Canada's Emily Overholt recovered superbly from the blow of being disqualified after initially finishing first last night at the Pan American Games by storming to a superb victory in the 400 metres freestyle here on an evening in which Bahamas claimed gold and two Caribbean nations secured maiden medals.
It is often said that it is not those who make no mistakes who succeed in life, but those who respond best after making them.
This rang true as the 17-year-old Overholt showed experience beyond her tender years in responding to her disqualification last night after failing to touch simultaneously during the breaststroke-leg of the 400m individual medley.
Swimming from lane eight after a lacklustre performance in qualifying this morning, Overholt took the lead from virtually the very first stroke before powering away to win in a Games record time of 4min 08.42sec.
She narrowly held off Venezuela's Andreina Pinto, who earned silver in 4:08.67, while American Gillian Ryan placed third in 4:09.46.
"I wanted to be in the lead from the beginning so I could see everybody from the outside and I really had nothing to lose, so I went for it and I tried to hold it for as long as possible," said Overholt.
"It was unbelievable!
"Last night was heartbreaking, I wanted to win so badly today to make up for it, I'm so happy right now."

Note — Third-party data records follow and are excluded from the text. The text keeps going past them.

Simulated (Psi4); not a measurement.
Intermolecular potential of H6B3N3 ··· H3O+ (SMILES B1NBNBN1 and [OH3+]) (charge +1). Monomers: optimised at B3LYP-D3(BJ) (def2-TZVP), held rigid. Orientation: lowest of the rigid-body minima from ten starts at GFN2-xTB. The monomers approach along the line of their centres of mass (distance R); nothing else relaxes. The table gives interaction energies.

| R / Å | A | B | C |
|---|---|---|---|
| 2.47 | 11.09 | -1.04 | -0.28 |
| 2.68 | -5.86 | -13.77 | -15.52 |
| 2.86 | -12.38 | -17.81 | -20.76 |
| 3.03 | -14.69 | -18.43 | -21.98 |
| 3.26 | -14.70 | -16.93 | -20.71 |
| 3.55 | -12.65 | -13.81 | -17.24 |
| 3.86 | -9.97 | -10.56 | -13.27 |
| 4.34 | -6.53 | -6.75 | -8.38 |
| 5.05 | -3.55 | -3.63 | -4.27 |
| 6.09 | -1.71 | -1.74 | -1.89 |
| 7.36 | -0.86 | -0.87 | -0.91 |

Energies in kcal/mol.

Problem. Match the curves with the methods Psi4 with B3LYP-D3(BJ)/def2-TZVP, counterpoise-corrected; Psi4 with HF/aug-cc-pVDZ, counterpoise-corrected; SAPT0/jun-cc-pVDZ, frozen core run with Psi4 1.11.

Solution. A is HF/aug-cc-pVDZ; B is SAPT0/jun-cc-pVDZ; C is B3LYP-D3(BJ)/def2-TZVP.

It was a night of more success for the sport's dominant nations here, with Overholt's victory swiftly followed by one for compatriot Ryan Cochrane in the equivalent men's race.
Brazilian duo Etinene Medeiros and Felipe Franca Da Silva each broke Games records in winning their respective 100m backstroke and 100m breaststroke events in times of 59.61sec and 59.21.
There were also three United States victories, for Nicholas Thoman over 100m backstroke in 53.20, Katie Meili in the 100m breaststroke in 1:06.26 and Josh Schneider in the concluding 50m freestyle in 21.86, but it was the win for Arianna Vanderpool-Wallace in the women's 50m freestyle which broke the script.
She led throughout to win 24.38 on a night which also included Jamaican silver for Aria Atkinson behind Meili and Trinidad and Tobago bronze for George Bovill behind Schneider, the first medal of these Games in any sport for both nations.
At the other end of the medals table hosts Canada remained dominant, passing the 100 medals mark today.
With 45 gold medals, they still sit five clear of closest rivals US.
Other victories for Canada today came at the Mattamy National Cycling Centre for the women's team pursuit quartet and for Monique Sullivan in the keirin.
Other victories were in the men's squash team event and for female wrestling pair Braxton Stone and Dori Yeats in their respective under 63 and under 69 kilogram freestyle events.
Colombia became the first nation other than the hosts to win in track cycling, however, as world champion Fernando Gaviria Rendon won the omnium to follow a keirin bronze claimed by sister Juliana.
History was made in the men's team archery final as, after nine successive victories since the event was introduced at San Juan 1979, the US were finally beaten.
Mexico recovered from losing the opening set to claim a superb 6-2 triumph.
Colombia had earlier surprised the Mexicans to win the corresponding women's final.